On Tuesday, a local Alabama news station, WKRG, reported that one of its viewers had received a robocall from a reporter claiming to represent the Washington Post. The robocall revealed that the reporter's name was supposedly Lenny Bernstein and wanted dirt on Roy Moore. In fact, he even sought to pay people for accusations against the embattled Alabama Republican Senate candidate. The Post confirmed the robocall is indeed a hoax and is in no way linked to the paper.
As Slate reported, the robocall lasted about 25 seconds and was left for a local pastor. The full text of the call is as follows:
Hi, this is Lenny Bernstein, I’m a reporter for the Washington Post calling to find out if anyone at this address is a female between the ages of 54 to 57 years old willing to make damaging remarks about candidate Roy Moore for a reward of between 5,000 and 7,000 dollars. We will not be fully investigating these claims however we will make a written report. I can be reached by email at firstname.lastname@example.org, thank you.

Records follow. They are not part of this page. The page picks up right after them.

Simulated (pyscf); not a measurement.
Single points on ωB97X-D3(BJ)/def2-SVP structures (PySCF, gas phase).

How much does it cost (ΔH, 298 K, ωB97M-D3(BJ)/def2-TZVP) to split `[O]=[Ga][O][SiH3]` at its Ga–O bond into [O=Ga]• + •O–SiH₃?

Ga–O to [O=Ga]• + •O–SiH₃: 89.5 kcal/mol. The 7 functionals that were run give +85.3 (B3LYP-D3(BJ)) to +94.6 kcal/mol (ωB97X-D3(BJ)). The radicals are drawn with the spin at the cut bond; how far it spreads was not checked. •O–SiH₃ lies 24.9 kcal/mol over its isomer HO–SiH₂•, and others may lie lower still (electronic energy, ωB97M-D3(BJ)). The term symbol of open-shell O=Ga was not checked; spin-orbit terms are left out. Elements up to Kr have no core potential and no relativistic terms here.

The Post responded quickly after revelations of the robocall, noting that, while the paper does employ a Lenny Bernstein as a health reporter, this robocall was not from him and is in no way linked to the paper. As The Atlantic reported, Marty Baron, the Post's executive editor, told WKRG that "The Post has just learned that at least one person in Alabama has received a call from someone falsely claiming to be from The Washington Post ... The call’s description of our reporting methods bears no relationship to reality. We are shocked and appalled that anyone would stoop to this level to discredit real journalism.”
Moore has been heavily discussed in the news recently following the release of aWashington Post report that detailed allegations of inappropriate behavior and sexual misconduct made by four women against Moore. The women alleged that Moore sought to date them when he was an adult and they were minors. Moore denied these allegations in a written statement, saying "These allegations are completely false and are a desperate political attack by the National Democrat Party and the Washington Post on this campaign."
As both Slate and The Atlantic pointed out, Tuesday's robocall appears to be an attempt to discredit the reporting done by the Post for the report on the allegations against Moore.
The allegations have seemingly profoundly affected Moore's campaign for Senate. Indeed, as The Atlantic noted, after a fifth woman accused Moore of sexual assault on Monday, prominent Republicans, including Speaker of the House Paul Ryan and Senate Majority Leader Mitch McConnell, indicated that they believe Moore should bow out of the Senate race.
Thus far, Moore has refused to exit the race and also blamed the media for "giving him trouble." While speaking at a church conference in Jackson, Alabama, on Tuesday, Moore stated, "Why do you think they're [the media] giving me this trouble? Why do you think I'm being harassed by media and by people pushing allegations in the last 28 days of the election? ... After 40-something years of fighting this battle, I'm now facing allegations and that's all the press wants to talk about ... But I want to talk about the issues. I want to talk about where this country's going"
Slate noted that, thus far, it is unclear how many households received the robocall or who funded it. Many people will surely closely be watching to see if and when more details about the funding and execution of the call emerge — and to see if Moore will publicly denounce the hoax call.